Source: Kaplan and Strömberg (2008).

Table 14.4 Exit Characteristics of Leveraged Buyouts

Private equity firms invest in a company for an average of six years, at the end of which they are either sold to a strategic buyer (38 percent), financial buyer (24 percent), other private equity company (5 percent), or management (1 percent); go public (14 percent); or file for bankruptcy (6 percent).33

Private equity deals are known for their leverage. Leverage is used to increase returns on invested capital and reduce taxes. (For this reason, some critics of private equity refer to their activities as “financial engineering.”) Based on a sample of buyouts of previously publicly traded companies, Guo, Hotchkiss, and Song (2011) calculated that the average debt-to-capital ratio of a target company nearly triples post-acquisition, from 25 percent to 71 percent. Leverage is achieved through a mix of public, private, and bank debt.34

Because private equity–backed companies are not publicly traded, they are not required to adopt the governance standards of the New York Stock Exchange. As a result, their governance structure tends to be very different from that of a publicly traded corporation. The board of directors is relatively small (five to seven individuals). The composition of the board is heavily represented by insiders (executives of the portfolio company and members of the private equity firm) that own a majority of the firm. The private equity partners are closely involved in strategic and operating matters, and the focus of board meetings is on business, financial, and risk-management issues more than compliance and regulatory issues.
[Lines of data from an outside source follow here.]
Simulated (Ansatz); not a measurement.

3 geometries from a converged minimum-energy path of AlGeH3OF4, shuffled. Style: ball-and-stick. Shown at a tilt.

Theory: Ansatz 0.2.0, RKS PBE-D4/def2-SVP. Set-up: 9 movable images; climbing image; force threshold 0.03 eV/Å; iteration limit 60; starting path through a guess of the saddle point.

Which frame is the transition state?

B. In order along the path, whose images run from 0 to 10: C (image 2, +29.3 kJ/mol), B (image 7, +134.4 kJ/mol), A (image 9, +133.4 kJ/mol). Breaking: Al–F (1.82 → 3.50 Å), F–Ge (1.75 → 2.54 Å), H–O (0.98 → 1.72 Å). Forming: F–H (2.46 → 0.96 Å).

Survey data suggests that a directorship at a private equity–owned portfolio company requires a significantly greater time commitment than at a publicly owned corporation. According to one report, the average private equity director spends nearly three times the number of hours in his or her role as a public company director—54 days versus 19 days per year, on average.35 A private equity director also potentially adds more value. Acharya, Kehoe, and Reyner (2008) surveyed a small sample of individuals who served concurrently on the boards of a large U.K.-based corporation (in the FTSE 100 or FTSE 250 Index) and a private equity–owned company. Three-quarters believed that private equity boards added more value; none reported that public boards did. On average, they rated private equity boards more effective at strategic leadership, performance management, and stakeholder management; they rated public boards more effective in succession planning and governance (audit, compliance, and risk management).36

Executive compensation in private equity is also larger and more heavily weighted toward equity incentives. Leslie and Oyer (2009) found that the CEOs of private equity–owned companies receive almost twice the equity, 10 percent lower salary, but more cash compensation, including bonus, than their counterparts at comparable public corporations.37 Cronqvist and Fahlenbrach (2013) examined how CEO compensation changes among a sample of companies that transition from public to private ownership. They found that base salary and annual cash bonus increase and that the CEO’s equity stake in the company approximately doubles. Performance targets are redesigned away from qualitative and nonfinancial performance measures to profitability measures.38

A survey of mid-sized private equity–owned companies also illustrates the heavy use of equity compensation. PricewaterhouseCoopers (2013) found that a typical portfolio company CEO holds approximately 2 percent of the company’s equity on a fully diluted basis. The next four most highly compensated executives hold an additional 2.9 percent combined. Twenty-one percent of shares are kept in reserve for future grant. Equity grants comprise a mix of performance and time-vested awards—typically in a ratio of two-to-one. Performance awards are contingent upon exit multiples, internal rates of return upon exit, and financial targets.39

Research demonstrates that private equity companies are successful in generating large returns. However, it is not clear the extent to which returns are driven by operating improvements rather than leverage and tax reduction, nor is it clear how private and public equity returns compare on a risk-adjusted basis.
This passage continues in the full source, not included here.